We present a holistic framework to train deep neural networks in a way that is highly invulnerable to label noise. Our method sets the new state of the art on various types of label noise.

  • Use a virtual environment
virtualenv -p python3 --system-site-packages env
source env/bin/activate
  • Install packages
pip3 install -r requirements.txt

Run Experiments

Train on CIFAR

Train the model with 20%, 40, and 80% uniform noise ratios on CIFAR100. You can go to higher noise ratio, e.g. 95%, with the following command.


for ratio in 0.2 0.4 0.8; do
  CUDA_VISIBLE_DEVICES=${GPU} python -m ieg.main --dataset=cifar100_uniform_${ratio}\
  --network_name=wrn28-10 --checkpoint_path=$SAVEPATH/ieg &
  GPU=$((GPU + 1))

Useful training setting options

  • CIFAR10 with uniform noise: --dataset=cifar10_uniform_${ratio}.

  • CIFAR10 with asymmetric noise: --dataset=cifar10_asymmetric_${ratio}.

  • ResNet29 architecture, set --network_name=resnet29.

  • Data augmentation. The default strong augmentation is AutoAugment. You can change to RandAugment by --aug_type=randaug. The performance should be on par. See discussion in the paper.

  • MultiGPU is supported by simply CUDA_VISIBLE_DEVICES=<id-1>,<id-2>,....

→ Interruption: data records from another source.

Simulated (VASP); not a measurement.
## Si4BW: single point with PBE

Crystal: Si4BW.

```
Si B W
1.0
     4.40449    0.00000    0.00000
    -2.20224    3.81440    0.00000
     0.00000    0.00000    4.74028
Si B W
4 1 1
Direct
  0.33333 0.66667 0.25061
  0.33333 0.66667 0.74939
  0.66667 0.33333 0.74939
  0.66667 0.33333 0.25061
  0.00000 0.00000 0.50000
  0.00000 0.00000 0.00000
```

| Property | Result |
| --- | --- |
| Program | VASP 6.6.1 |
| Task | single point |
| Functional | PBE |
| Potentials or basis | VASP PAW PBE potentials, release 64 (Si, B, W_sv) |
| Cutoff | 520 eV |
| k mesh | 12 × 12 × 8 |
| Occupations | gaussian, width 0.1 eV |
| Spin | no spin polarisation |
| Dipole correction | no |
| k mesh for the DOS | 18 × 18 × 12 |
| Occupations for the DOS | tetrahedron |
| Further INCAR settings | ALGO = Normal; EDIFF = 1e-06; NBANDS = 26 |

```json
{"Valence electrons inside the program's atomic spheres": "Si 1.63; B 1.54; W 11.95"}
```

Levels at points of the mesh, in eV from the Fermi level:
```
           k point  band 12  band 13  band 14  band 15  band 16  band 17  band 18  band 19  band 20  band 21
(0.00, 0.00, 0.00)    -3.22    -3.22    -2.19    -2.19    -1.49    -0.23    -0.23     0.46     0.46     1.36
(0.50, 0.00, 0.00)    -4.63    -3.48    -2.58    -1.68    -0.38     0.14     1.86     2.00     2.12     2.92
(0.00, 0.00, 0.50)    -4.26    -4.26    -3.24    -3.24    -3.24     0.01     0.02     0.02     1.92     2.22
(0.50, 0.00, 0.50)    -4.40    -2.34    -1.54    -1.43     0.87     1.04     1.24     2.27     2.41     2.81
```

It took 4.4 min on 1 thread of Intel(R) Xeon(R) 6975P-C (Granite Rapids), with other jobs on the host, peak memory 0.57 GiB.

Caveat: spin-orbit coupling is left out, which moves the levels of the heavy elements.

  • The two key hyperparameters for unsupervsied losses is controled by --ce_factor and --consistency_factor (see options.py).

  • --max_iteration controls the total epochs. 200000 means ~400 epochs given batch size 100. 200 epochs can obtain reported results. Training longer is better most time.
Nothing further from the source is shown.